Conclusion: Making additions adds volume, but multiple perforations add air, so it isn’t a volume which is stifling. The slatted effect doesn’t have to be permanent, it can be modified. The walls can be alive. Light and perception can be changed at will, or randomly, or controlled by a complex system (such as the day).
3. the colander eclipse
The moon is a colander. In 1 we had a mass on which we performed different actions. Now we are going to do the reverse (the performer would say “a slight reverse”, knowing full well that the governing part considers the expression as a sign of insecurity) and the incisions or perforations are going to be planned beforehand.  A user-friendly, quick-setting liquid material – alginate – is used as well as translucent materials which are also edible – sweets, jelly beans. In this way slight expectation is created. Several tests are carried out. A. Different coloured jelly beans are placed in contact with the formwork (a plastic cup). Their position is adjusted with needles. Some jelly beans are placed at different distances from the perimeter. B. « Bridges » are made by stringing jelly beans together side by side, adjusting their position with needles. We ensure the skewered jelly beans are different colours. The performer manages to prick himself several times. C. Several tubes are put in place using needles, which will go through the mass.  D. Different tubes.  Jelly beans are positioned in the inside part, some just touching the tubes, others have the tubes running through them.
It’s possible to see how light comes through the coloured pathway of jelly beans. As you look through some of the tubes, colour can be seen at the end. The jelly beans seem to be dissolving, possibly as a reaction to the alginate.
Conclusion: intuition of “walled” elements gives a feeling of thickness in matter.  Light can be delivered, but at the same time it’s as if we become its baggage which it takes inside.  It’s also possible to think of a formwork which has disappeared instead of a missing formwork. This is somewhat like a technique for a constructor of pyramids, or like using ice as a dead weight in the Sahara Desert.
4. the engine in a Cherokee
We search for electric and combustion engines on the internet. We also open up the hood on a Cherokee Unlimited and a Grand Cherokee. This time we only look. The different elements such as tubes, metal boxes and bars go in and out, they duck into the jumble of metals and plastics only to come out again a few centimetres further along. Or then again, not. Their rounded edges prevent it from being perceived as a solid mass. They all seem to be elements millimetrically apart from one another.
While undertaking research we come up against a brain with all its protuberances, its grey matter, its shadows and its areas of activity.  They are different in each person, different according to the sun which shines upon it. 
Conclusion: Sometimes it’s difficult to distinguish between content and continent, between what is hidden and what it is hiding. There is team work here.
Roughness gives a vast feeling of heaviness, of seriousness, particularly if curved shapes predominate.
The outcome is:
Composite: composite: made up of disparate or separate parts or elements; compound. A picture, photograph, or the like, that combines several separate pictures. 

Pocket words


The starting points for our projects are not pre-established schemes which predetermine the final shape, rather they consist of ideas, concepts. These generate processes and systems which, once a particular need is covered, go on to find the next solution of their own accord. We thus understand how a tub, a peg, a tactile quality, an empty space, a face-to-face encounter, or bobbin lace can generate any kind of object. All that remains is to study what the object signifies as such, what its qualities are and redefine it. A new conception of the object emerges from this re-reading, thus giving it a new form.
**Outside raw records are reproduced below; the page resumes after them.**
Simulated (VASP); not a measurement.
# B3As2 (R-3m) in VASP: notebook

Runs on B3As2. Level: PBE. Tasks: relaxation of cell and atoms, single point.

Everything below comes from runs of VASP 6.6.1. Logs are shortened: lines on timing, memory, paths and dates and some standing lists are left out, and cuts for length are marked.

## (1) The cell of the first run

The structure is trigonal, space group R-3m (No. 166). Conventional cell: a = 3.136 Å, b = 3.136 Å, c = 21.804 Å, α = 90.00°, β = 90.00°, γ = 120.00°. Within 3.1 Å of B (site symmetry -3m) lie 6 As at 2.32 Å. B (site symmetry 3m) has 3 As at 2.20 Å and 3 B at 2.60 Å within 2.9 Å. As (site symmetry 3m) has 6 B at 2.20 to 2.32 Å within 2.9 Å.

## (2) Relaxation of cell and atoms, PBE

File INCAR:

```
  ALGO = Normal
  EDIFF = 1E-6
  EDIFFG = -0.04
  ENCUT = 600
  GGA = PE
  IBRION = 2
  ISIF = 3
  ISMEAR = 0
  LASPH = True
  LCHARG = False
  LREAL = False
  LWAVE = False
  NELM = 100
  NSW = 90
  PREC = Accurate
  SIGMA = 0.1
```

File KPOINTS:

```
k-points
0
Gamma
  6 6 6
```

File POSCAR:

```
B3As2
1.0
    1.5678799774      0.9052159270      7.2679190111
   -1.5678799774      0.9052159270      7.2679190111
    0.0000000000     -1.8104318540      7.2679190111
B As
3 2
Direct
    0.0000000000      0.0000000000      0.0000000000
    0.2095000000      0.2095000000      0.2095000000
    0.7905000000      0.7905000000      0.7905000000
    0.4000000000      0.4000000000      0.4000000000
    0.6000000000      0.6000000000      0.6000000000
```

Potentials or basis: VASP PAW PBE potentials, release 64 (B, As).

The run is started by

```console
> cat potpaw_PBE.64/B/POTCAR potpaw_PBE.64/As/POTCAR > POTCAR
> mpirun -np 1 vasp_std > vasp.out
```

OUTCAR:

The system is rooted in a constant revision of the way of understanding things, reinterpreting their qualities. The key factor here is that this represents a work tool which allows us to tackle a design on any scale, from a piece of jewellery to an urban planning project. It is thus understood that the same system can be used to find solutions for such apparently diverse designs – the qualities of a theatre curtain and its folds emerge as the Peça-Teló (“Theatre-Curtain-Piece”); the Termo-Pack gives the user the option of delivering a present hot or cold; the Pica-Container reflects the idea of something we can use to hold hygiene products without getting sprayed or dirty; The Arxiu-Mirador (“Windowed Archive”) in Vilafranca de Penedès came about after studying the concept of an archive and then removing it from the idea of a horizontal container so as to transform it into a windowed-vertical-store; the Cases-Mur i Espiral (the Wall and Spiral Houses) respond to topographical factors through their shape, whereas the Casa-Tub (the Tub House) responds to the geographical direction it faces. 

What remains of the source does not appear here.